This is a _ransom_ arrangement. Blood was paid to set Israel free, firstborn Egyptian blood of highest value; ergo, Israel's lives are all under the ownership of their new (old) Master. If one argues that this was not blood from the LORD's treasury, that he spent nothing; one does not understand the COST of reaving a life. Israel's soldiers were required to pay a token to the Levites when they went to war, a price to God (who is Lord over all) for the blood they would shed. Ex.30:12, "When thou takest the sum of the children of Israel after their number, then shall they give every man a ransom for his soul unto the LORD, when thou numberest them; that there be no plague among them, when thou numberest them."

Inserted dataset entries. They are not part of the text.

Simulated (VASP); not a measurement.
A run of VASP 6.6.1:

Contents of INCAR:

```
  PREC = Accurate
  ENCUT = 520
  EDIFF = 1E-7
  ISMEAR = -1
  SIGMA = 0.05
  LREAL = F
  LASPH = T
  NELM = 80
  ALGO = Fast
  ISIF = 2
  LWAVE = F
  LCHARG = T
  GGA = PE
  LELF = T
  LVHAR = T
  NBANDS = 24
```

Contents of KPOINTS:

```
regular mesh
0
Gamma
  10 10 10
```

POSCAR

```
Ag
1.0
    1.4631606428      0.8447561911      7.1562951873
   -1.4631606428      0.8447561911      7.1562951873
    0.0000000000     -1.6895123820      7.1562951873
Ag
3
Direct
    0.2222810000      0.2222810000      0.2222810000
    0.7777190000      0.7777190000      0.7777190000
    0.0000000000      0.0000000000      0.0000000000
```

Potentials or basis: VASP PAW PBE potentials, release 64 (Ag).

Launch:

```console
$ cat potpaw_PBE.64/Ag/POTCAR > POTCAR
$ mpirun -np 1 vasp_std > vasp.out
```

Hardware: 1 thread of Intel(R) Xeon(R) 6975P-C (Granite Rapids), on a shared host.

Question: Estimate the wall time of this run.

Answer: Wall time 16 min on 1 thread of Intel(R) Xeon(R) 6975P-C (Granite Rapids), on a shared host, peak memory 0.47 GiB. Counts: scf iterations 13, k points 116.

When David took a census, his sin was presumptuous--whether he sought the ransom money through greed (by a pious pretext, since it was ordained to the Tabernacle); or he neglected to take it up, thinking he should avoid a plague since his count was merely on account of his vanity and prestige. But the LORD sent the plague; the "man of war" and blood (1Chr.28:3) had thought too much like a heathen despot, and had not been submissive to the High King. God witnesses that he himself does not take men's lives in a thoughtless manner.

All Israel was ransomed from Egypt, but as the firstborn is "my might, the firstfruits of my strength," Gen.49:3, so they stood for the whole nation. So too, the even-further-claimed Levites were treated as another sign of the ransomed people. The Lord took them, took away their freedom (in a sense) to do as they pleased, and made them his ministers of worship; which service allowed for the recognition of other liberties secured to the rest of the people.

The upshot of all this is: Israel was ransomed out of Egypt, out of slavery and death, out of idolatry, etc. Now they were the LORD God's slaves. But he would have them free and happy, yet reminded of the fact: "you are not your own, you were bought with a price." So, to purchase a measure of their own liberty, they paid a ransom to God through their firstborns. The Levites as a tribe were taken specially for the sake of the rest, i.e. they were made a ransom for the other tribes. All this was to teach Israel that they were the LORD's redeemed property.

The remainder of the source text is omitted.